Despite the leadership change, it is unlikely that there will be a significant shift in Iran’s anti-U.S., anti-Israeli stance, and support for proxy groups in the region. However, recent actions like urging proxy groups to moderate their attacks and not responding to an Israeli attack may indicate a desire to reduce tensions. As the conflict in Gaza begins to de-escalate, there may be room for Iran to maneuver and potentially moderate its foreign policy, leading to possible openings to the West and a new agreement on its nuclear program.

The current leadership and the potential new president are not expected to be moderates, but increasing public pressure could force them to consider easing social restrictions and reducing sanctions. Despite past protests being mostly silenced through repression, the growing pressure on the government could lead to more significant unrest and calls for reform. This situation could result in disruptions in oil supplies, especially if labor actions occur in oil fields, increasing the security premium on oil as fears of supply disruptions or regime-instigated violence rise.

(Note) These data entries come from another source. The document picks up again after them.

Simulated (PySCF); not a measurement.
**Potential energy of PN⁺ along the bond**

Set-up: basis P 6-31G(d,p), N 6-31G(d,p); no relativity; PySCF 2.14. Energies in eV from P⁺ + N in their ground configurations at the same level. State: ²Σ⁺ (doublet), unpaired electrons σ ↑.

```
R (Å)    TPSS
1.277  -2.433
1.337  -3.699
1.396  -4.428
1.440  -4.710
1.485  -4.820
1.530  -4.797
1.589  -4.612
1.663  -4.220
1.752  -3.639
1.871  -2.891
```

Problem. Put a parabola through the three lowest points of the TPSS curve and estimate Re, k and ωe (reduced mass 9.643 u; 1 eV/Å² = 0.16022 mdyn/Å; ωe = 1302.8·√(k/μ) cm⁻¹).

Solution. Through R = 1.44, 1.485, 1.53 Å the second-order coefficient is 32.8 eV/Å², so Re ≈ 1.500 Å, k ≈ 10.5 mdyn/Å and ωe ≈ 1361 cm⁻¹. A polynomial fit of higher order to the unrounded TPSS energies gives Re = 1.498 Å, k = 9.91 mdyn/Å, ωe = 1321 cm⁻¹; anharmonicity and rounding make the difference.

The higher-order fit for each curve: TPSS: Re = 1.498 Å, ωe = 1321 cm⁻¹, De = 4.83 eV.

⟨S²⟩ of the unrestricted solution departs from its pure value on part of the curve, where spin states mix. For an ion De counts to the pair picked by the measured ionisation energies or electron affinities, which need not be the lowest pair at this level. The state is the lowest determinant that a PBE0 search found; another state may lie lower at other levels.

Looking ahead, there is a possibility of the Iranian regime becoming more responsive to public demands, focusing on economic growth, and improving relations with the West in the long term. While the regime has historically avoided such paths, the current situation may lead to unforeseen changes in the future. In conclusion, the impact on oil prices is projected to be short-term bullish and long-term bearish, with uncertainty surrounding when significant changes may occur.